Ten votes! I'd'a been eleventh, but I just got this record today (on account of this thread reminding me I've never heard it - it, and about five other Dylan albums).

staggerlee, Wednesday, 21 October 2009 22:49 (fourteen years ago) link

And I would've been the twelfth ifn Spotify hadn't had all the Dylan albums taken down. I couldn't be bothered to go upstairs to get the album.

I think I have a soft spot for "I Want You" off this, but I wanted to check.

No revisionism here either, but I really liked this album when I got it for Christmas when I was about 14 or so (1982ish).

Officer Pupp, Thursday, 22 October 2009 11:55 (fourteen years ago) link

i voted for one of those don't think twice's... Didn't think it was going to come joint first. Do quite like that rendition, I just have to forget there was any other versio first.

Josh L, Thursday, 22 October 2009 21:05 (fourteen years ago) link

one year passes...

http://www.chinadaily.com.cn/cndy/2011-04/06/content_12275940.htm

He admitted that he doesn't even like Dylan's music. "His coarse voice sounds like a broken gong and the arrangement of guitar with harmonica can irritate those who are not used to it." Nonetheless, he downloaded Dylan's major albums for a quick brush-up.

Even Bob Dylan isn't widely accepted in China. Many people think his music is too old and historical, while only a few truly understand the essence of his folk songs, said Zhang Yiming, event and media director of China Arts and Entertainment Group. But Zhang had no doubt the tickets would sell out, as more and more white-collar workers are willing to pay for an arty-crafty party.

"For China, Dylan is a 70-year-old young stranger," music critic Zhang Xiaozhou said.

"Due to a wide historical time lag between China and the West, his live show is a new lesson for the local audience to catch up with rather than a nostalgic party. For a very long time, he only existed as a hollow and vague fairytale symbol in the Chinese mainland and is taken as a tag for old-fashioned folk songs."

★ The Pistns ★ Miss You Sheed ★ (dayo), Wednesday, 6 April 2011 09:22 (thirteen years ago) link

"How does it feel/to sing your song .... like a broken gonnnnng!"

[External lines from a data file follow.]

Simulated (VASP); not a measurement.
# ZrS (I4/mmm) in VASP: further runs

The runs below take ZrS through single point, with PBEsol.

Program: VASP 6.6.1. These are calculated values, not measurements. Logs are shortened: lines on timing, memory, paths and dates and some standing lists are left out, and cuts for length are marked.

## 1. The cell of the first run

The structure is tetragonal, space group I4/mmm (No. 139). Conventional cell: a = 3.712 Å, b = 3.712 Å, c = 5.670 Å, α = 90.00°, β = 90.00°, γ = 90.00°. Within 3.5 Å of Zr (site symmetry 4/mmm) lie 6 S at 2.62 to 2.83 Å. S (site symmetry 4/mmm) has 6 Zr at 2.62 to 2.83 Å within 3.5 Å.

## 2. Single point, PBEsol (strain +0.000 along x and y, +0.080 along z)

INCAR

tylerw, Wednesday, 6 April 2011 15:31 (thirteen years ago) link

one month passes...

whoa
To my fans and followers
Allow me to clarify a couple of things about this so-called China controversy which has been going on for over a year. First of all, we were never denied permission to play in China. This was all drummed up by a Chinese promoter who was trying to get me to come there after playing Japan and Korea. My guess is that the guy printed up tickets and made promises to certain groups without any agreements being made. We had no intention of playing China at that time, and when it didn't happen most likely the promoter had to save face by issuing statements that the Chinese Ministry had refused permission for me to play there to get himself off the hook. If anybody had bothered to check with the Chinese authorities, it would have been clear that the Chinese authorities were unaware of the whole thing.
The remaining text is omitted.